WELLINGTON NORTH – Are taxpayers willing to fork out more cash to pay for development?
It’s not a question unique to Wellington North.
The 444 municipalities in Ontario have been forced into a reactionary position and are asking the same question after the Progressive Conservative government passed Bill 23, the More Homes Built Faster Act, at the end of November without consulting municipalities on significant changes it’s ushering in.
Among many changes, the legislation imposes new rules on development charges – a tax on developers used by municipalities to help pay for infrastructure costs demanded by growth – namely how municipalities can collect and spend the money.
In a phone call with the Advertiser, Mayor Andy Lennox said development charges are an “imperfect system” but they’re designed to support a principal of “growth paying for growth.”
“What scares me is that there’s no detail on how this is supposed to be done. There’s no information,” Lennox said, adding the province provided little time for municipalities to submit comments on the heels of an election.
What does the township have to pay for?
Last year, the township endorsed an asset management plan completed by SLBC Advisory Services suggesting 20 per cent of the township’s infrastructure was in poor to very poor condition.
The report pegged the backlog to fix it all at $29.3 million.
The report also suggested there would be $38 million worth of expansion and upgrade work needed to accommodate growth, and an additional $70 million for renewal work on road and water infrastructure.
The Advertiser previously reported average yearly funding would need to increase by an additional $4.9 million, from $11.6 million in 2019-21 to $16.5 million each year during 2022-31, according to the SLBC report.
‘It’s not like we’re pulling the number out of the air’
Lennox said charges are based on estimated project costs.
“There’s a complicated formula you go through to figure out what the development charges should be,” the mayor said.
“It’s not like we’re pulling the number out of the air; it’s based on real, concrete projects.”
The township passed a new development charges bylaw in April after the province made changes to the Development Charges Act, requiring municipalities to pass a new bylaw by Sept. 18, 2022.
But that recently passed bylaw is no longer accurate because Bill 23 requires an increase in development charges to be phased in over five years for municipalities which passed a new bylaw after Jan. 1.
“As a result, we will be publishing new [development charge] rates shortly,” township financial director Farhad Hossain wrote to the Advertiser in an email.
He was unable to provide an immediate estimate on the shortfall of development charges due to Bill 23 or the township’s current development charge reserve balance.
Reducing charges below where they should be, the mayor said, will force the township to look to property taxes and utility bills — though water and wastewater fees cannot be adjusted on a whim and require a background study.

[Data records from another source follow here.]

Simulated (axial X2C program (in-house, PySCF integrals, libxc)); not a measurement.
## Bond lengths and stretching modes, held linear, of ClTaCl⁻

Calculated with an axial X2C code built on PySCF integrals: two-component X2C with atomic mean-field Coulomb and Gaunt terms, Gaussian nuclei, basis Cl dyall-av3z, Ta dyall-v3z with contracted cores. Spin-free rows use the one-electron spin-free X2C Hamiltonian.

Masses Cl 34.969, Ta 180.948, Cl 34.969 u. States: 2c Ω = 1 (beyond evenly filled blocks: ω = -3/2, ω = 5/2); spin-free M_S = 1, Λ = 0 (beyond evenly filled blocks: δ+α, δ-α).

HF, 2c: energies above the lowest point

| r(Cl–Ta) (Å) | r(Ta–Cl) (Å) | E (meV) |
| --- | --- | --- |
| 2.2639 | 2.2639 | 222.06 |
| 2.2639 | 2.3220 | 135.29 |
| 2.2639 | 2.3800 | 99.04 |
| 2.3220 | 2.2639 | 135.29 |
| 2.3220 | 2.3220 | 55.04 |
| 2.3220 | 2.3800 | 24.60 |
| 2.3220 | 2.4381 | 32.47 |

“At the municipal level we don’t have other sources of revenue to tap into,” Lennox said.
In this year’s budget, $15.19 million was allotted for capital spending — up from 2021, but under the $16.5 million per year the township was told it would need to spend on capital to cover expansions, upgrades and renewal work for the next decade.
Tax bills are already around $3,400 per year for the average homeowner in the township.
“Do [taxpayers] want to fork out more dollars to see their community change … I really don’t think there’s an appetite for that,” Lennox said.
Council discussion
Council discussed the bill’s potential effects at its Dec. 5 meeting.
“Not only will it have a negative effect in terms of the dollars coming from development charges to pay for infrastructure to support growth, but also will add an additional administrative burden to staff,” Lennox stated at the meeting, as township CAO Brooke Lambert nodded in agreement.
Lambert noted in a report to council the new legislation requires 60% of the balance of development charge reserves to be spent or allocated each year, starting in 2023, and could force the township to push construction projects forward faster.
Offering further clarification by email, Hossain wrote that required spending and allocations must go toward water, sewer and road projects, identified in the bill as priority services.
Lennox expressed particular concern about the requirement to the Advertiser, saying it takes years for a small municipality to save for major projects.
“There’s the perception that municipalities are sitting on a pot of money and doing nothing with it,” he said.
Other changes include ineligibility of some studies as a source of development charge revenue, an increase to 15 years for consideration of historical charges from 10, and the exclusion of land costs from charges — all of which could have negative financial implications.
Lambert also wrote Bill 23 “has the potential to significantly shift the costs of growth to existing taxpayers” and “does little” to connect growth to a need to pay for infrastructure.
She added: “It seems contradictory to be incenting development on one hand while constraining municipalities from being able to afford, construct, and deliver the services needed to support that growth.”
“(This) scares the hell out of me,” councillor Steve McCabe remarked at the meeting.
“The potential here is that if we don’t have the resources through development charges to build infrastructure to facilitate growth, we [maybe] have to say ‘we don’t have the money to facilitate growth’ and that kind of flies in the face of this whole purpose of the process [which] is to get more homes built faster,” Lennox said.
“I think there’s a lot of questions yet to be answered,” he said. “Unfortunately, it’s going to make our lives more complicated.”
Another report on Bill 23 will be presented to council at its Dec. 19 meeting.